Bulgaria is among the European Union countries where retirees are most likely to remain in the workforce because they cannot afford to stop working. According to the latest data, 53.6% of working pensioners in the country say financial necessity is the main reason they continue to have a job after retirement, placing Bulgaria among the most affected member states.
The figure is well above the EU average of 28.6%, indicating that Bulgarian retirees are nearly twice as likely as the average European pensioner to keep working because of financial pressure. The findings point to persistent concerns over the adequacy of pension incomes in relation to the cost of living.
Across the European Union, 12.9% of people remain employed during the first six months after retiring. However, their motivations differ considerably. While 36.3% continue working because they enjoy it or wish to stay socially active, only 28.6% cite financial reasons. In Bulgaria, by contrast, economic necessity is the dominant factor behind post-retirement employment.

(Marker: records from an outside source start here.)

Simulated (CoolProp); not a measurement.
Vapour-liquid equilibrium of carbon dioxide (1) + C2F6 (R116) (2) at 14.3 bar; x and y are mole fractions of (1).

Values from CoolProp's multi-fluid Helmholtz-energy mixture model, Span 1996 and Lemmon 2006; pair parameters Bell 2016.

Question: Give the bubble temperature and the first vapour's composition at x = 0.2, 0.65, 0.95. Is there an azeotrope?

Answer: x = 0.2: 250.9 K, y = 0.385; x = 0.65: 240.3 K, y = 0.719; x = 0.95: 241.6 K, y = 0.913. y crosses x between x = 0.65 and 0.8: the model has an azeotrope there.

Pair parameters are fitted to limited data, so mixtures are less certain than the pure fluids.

The country's results also reflect a broader trend across Southeastern and Eastern Europe, where pension systems generally provide lower income replacement than in many Western European nations. Romania records the highest share in the EU, with 54.3% of working retirees saying they remain employed because of financial hardship, narrowly ahead of Bulgaria. Croatia follows with 48.2%, while Latvia reports 47.9%. Other countries with relatively high shares include Portugal at 39%, Hungary at 38.1%, France at 37.7%, and Germany at 35.8%.